'He's not an after thought, he's my every thought': dad's heartbreaking message

"Reilly is an awesome little boy."
"Reilly is an awesome little boy." Photo: thelifeofreilly.org

Reilly is a six-year-old boy who has autism, and his parents have stood by while friend after friend held birthday parties for their children, all without sending Reilly an invitation.

His mum Christine has shared the message her clearly upset husband Shane sent to his friends after one too many parties passed Reilly by.

"Reilly is pretty much non-verbal and is an awesome little boy," Christine told HuffPost UK. "Shane was incredibly upset at the thought of Reilly not being part of his circle of friends. This incident was just the straw that broke the camel's back.

"We struggle for support, we have no regular childcare and feel very isolated."

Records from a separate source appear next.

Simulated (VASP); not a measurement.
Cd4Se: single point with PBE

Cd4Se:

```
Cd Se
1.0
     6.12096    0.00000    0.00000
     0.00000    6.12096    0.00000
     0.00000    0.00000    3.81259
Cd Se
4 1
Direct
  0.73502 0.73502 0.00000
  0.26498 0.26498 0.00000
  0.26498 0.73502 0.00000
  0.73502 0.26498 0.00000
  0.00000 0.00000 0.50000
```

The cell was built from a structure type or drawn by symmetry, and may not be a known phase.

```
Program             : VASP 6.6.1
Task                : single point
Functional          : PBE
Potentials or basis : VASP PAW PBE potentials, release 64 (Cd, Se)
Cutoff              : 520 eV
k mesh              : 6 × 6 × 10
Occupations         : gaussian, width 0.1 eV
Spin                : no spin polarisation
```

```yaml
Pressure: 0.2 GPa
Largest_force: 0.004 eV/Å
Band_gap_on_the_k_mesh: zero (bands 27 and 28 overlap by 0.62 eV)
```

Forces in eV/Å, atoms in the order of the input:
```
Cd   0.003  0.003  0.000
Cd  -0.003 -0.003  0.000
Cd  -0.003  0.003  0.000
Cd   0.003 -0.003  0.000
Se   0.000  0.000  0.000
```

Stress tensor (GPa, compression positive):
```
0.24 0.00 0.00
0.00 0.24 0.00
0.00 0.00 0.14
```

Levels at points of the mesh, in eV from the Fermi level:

Shanes message to his friends said, "My so called friends who have kids also have kids parties. Not one invite not f**king one.

"Think about that whilst you go and f**k yourselves; have you any idea how hurtful that is?

"Just for the record in future don't bother, he's not an after thought he's my every f**king thought."

The message found an empathetic audience on Twitter, being retweeted over 1600 times, and favourited more than 4500 times.


The message also received hundreds of replies from people who have been through a similar experience.

"Listen, that's the kind of fire and power you need in a corner when you are in that kind of situation," said one. "Well done dad. Mine is the same!"

"They are not real friends," said another. "He is spot on. We have been through exactly the same."

A third said, "My daughter had a way to handle this. She simply asked the mother of a child with autism what she needed to do to make the party a good experience for him. They had a great party."

Speaking about the massive Twitter response, Christine said, "Inclusion is a big problem for autistic people. Reilly may not speak but he listens and he understands – as he grows I fear for the effects this may have on his mental health, as it does for so many others.

"Every message I have received has the same words. This happened to my son/daughter/granddaughter/grandson too, my child was the only one not invited.

"I would say to other parents in the same position: yes, it's upsetting – no one wants to think of their child as the child that's not invited – but find your own pack. Those who truly understand and run with them.

"Our friends aren't horrible people, I know they feel our struggles. They are mortified that Shane feels this way.

"There's some building bridges to be done now that Shane has spoken about how he truly feels and I think only positivity can come from his outburst.

"The simple advice I give is: just ask.

"Don't assume we don't want to go beause it's difficult, our lives are difficult, often fuelled on three hours sleep. We've often fought a battle before you've stepped into your slippers.

"Ask if Reilly or any other autistic child would like to come even if it's for half an hour but definitely ask.

"Parents know how their children will be in certain surroundings and there is no one better placed to call it.

"The may decline but I can guarantee it will be declined with grateful thanks."

Christine has a blog called "The Life of Reilly" to share insight into what life is like with a child with autism.